It is true that Mansfield Park is very much a novel of morality, however I could never sympathise with the view that it is somehow morally archaic and incomprehensible. If the moral dilemmas in it are transplanted into comparable modern settings, they still stand as valid and the resulting actions of the various characters emerge in the same light as they are presented in in the novel.

Let's take the two moral conflicts pivotal to the latter part of the book. The first, between Henry Crawford and Fanny Price, and the second between Mary Crawford and Edmund Bertram:

Let's assume that Henry and Fanny are alive today, and that they're involved in an am-dram production of a slightly racy play, with the possibility of intimate scenes between the lead characters. Would you, after having watched him scheme to be included in all the more interesting exchanges, and flirting to the point of hurting their feeling with practically all your friends in the world, go out with him? You'd have to be a dimwit. And Fanny, straightlaced and mousy though she might be, is no fool. Her aim in life is not only to marry, but to have a good marriage, which she doesn't think she can have with a flirt and womaniser (can't blame her, myself).

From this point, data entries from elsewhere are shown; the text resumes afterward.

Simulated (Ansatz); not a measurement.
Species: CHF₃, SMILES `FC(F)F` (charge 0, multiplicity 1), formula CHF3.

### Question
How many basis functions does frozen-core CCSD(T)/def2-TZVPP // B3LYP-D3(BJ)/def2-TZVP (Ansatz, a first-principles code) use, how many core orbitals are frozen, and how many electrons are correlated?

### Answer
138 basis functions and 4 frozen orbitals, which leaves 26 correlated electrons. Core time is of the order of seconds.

Now let's take a look at the prospects of Edmund and Mary. He's training very seriously for a profession he's quite passionate about, a profession she holds in contempt and considers good material for jokes. Regardless of the profession itself, and the moral implications of her contempt for it, would anyone consider this a good foundation for a marriage?

Running through most of Austen's work is the belief that doing right is the key to happiness in life, as opposed to "doing well". In Pride and Prejudice Austen went so far as to rewrite the last few chapters of the book so that the renewed understanding between Elizabeth and Darcy does not stem from a breach of confidence by Mrs. Gardiner - she would have considered it a terrible omen for the beginning of their life together. In Northanger Abbey the comic "heroine" Catherine makes a good match through no other virtue than being a decent and honest young woman.

Nowhere is this ideal illustrated more forcefully than in Sense and Sensibility, however. Elinor, who submits to the everyday drudgery of social niceties and nosy connections, through her self sacrifice, self possession and constant care for the feelings of others and for propriety, gains enough merit to get her man. Marianne, contemptuous and selfish, doesn't, and is only redeemed enough to be given any measure of happiness in life through her brush with death and the subsequent repentance.

So, it is not only moral superiority, but an honest belief in the inseparable link between moral fortitude and happiness which guides Austen in her characterisation of Fanny. She doesn't get Edmund by default, or as a prise for her stolidity - she gets him in the natural course of life bringing two people with large amounts of common sense together. No matter her charms, Edmund would not have been happy with the prattling Mary Crawford.

Neither is the analogy between Fanny Price and Mary Bennett in any way solid. Mary is a caricature, designed to highlight the evils of vanity - she is clearly putting her meagre skills to academic ends because she cannot stand out amongst her sisters in beauty. Her interest in intellectual pursuits is revealed as incincere in the final note made about her in the novel. Fanny on the other hand takes a great deal of genuine pleasure in having herself and everything else around her just so - a fact revealed by her gentle reorganisation of the daily routine at her parents' house during her visit there.

Another thing that sets Fanny apart from the rest of the characters in the novel, and marks her out as their superior, is her strong and enduring affections. Her attachment to her brother is a commendation of the power of her heart, an attachment which none of the Bertram siblings share. She also has more of affection and respect towards her uncle than either of his own daughters, a fact that he realises only too late (which is his own hubris in this tragedy, but that's another writeup).

This ability to give her heart fully and warmly, while at the same time not to stray from the (common sense as well as moral) straight and narrow, is what makes Fanny Price a superior character - together with her beauty, her intellect and her other talents. I can't say that for me, as a 20th century reader, she is the most attractive of Austen's heroines - she has none of Emma's sparkle or of Elizabeth's humour and intelligence. But I dare say she'd make a good friend, if I ever met her, and I never put the novel down without feeling that I have been given a useful and gentle lesson in how to tackle the everyday difficulties of my own life.